David Cameron promised that if the Conservatives were elected with a majority there would be a referendum on Britain’s membership of the European Union before the end of 2017. Inevitably his motives were questioned. Was this to placate the Euro-sceptics on his backbenches or to stop a drift of voters to UKIP? Whatever his motives there are respectable democratic reasons for giving the British people some say on this issue now.

The previous referendum on British membership was in 1975 so anyone under the age of 58 has had no say on this matter. Moreover, the EU has grown and evolved since 1975 and the political map has changed since1989 with the fall of the Berlin Wall and the unification of Germany. The wider world has also changed under the pressures of globalisation.

Membership arouses strong feelings in a significant number of people and the arguments for and against it will be examined in future blogs. Here I want to examine the circumstances and motives that influenced the founding fathers of the EU in the early post war years. Over 40 million people had been killed in two European wars and finding a way of resolve disputes politically rather than militarily was urgently required. This need was heightened by the ‘cold war’ between the USSR and the West. In 1950 the European Coal and Steel Community was founded to bring together Belgium, France, Germany, Italy, Luxemburg and the Netherlands. Seven years later this evolved into the European Economic Community (EEC) or ‘Common Market’ in the Treaty of Rome.

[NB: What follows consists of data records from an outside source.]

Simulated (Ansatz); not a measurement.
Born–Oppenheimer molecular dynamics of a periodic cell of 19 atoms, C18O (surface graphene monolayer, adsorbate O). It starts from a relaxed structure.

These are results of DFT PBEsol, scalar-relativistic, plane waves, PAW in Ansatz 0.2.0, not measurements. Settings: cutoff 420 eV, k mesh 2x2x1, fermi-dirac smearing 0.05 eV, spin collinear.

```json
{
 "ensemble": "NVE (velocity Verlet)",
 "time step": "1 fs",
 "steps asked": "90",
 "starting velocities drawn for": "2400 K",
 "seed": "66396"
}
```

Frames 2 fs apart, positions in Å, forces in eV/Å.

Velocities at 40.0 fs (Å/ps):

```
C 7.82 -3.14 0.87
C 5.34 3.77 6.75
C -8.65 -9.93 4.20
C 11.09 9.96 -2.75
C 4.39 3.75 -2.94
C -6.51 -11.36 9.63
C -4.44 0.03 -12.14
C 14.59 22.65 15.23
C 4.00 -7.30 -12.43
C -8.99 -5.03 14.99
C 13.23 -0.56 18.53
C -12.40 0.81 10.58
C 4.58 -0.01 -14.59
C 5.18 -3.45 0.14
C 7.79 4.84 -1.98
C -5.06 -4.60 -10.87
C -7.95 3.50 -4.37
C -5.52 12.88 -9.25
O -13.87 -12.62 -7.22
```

Britain, under the leadership of Edward Heath, joined the EEC in 1973, along with two other nations. The member nations did not charge customs duties on trade with each other which expanded their markets substantially. Business interests back membership now  because it gives them access to a market of 500 million people. Today the EU accounts for 20% of world GDP whereas the UK accounts for less than 3%. When it comes to trade talks and deals the EU has greater clout than any of its member states. That is why a CBI survey of its members found 78% favoured membership and only 10% wanted us to leave.

The Common Market was built on four pillars, the free movement of goods, services, money and people.  The movement of services is the least well developed to the UK’s detriment because that is one of our strengths. It is the free movement of people that is the most controversial and has fuelled support for UKIP from voters concerned about the level of immigration from other EU member states. Experiences of large class sizes, NHS waiting times and shortages of affordable houses heighten these concerns. At the same time more Britons work in other EU countries or retire to them than the numbers coming here. For example a million Britons now live in Spain. That doesn’t settle the matter but it puts it into perspective.

A serious national debate on Britain’s EU membership is needed, based on accurate information rather than propaganda. Prayer about the right values to shape how we vote is also essential.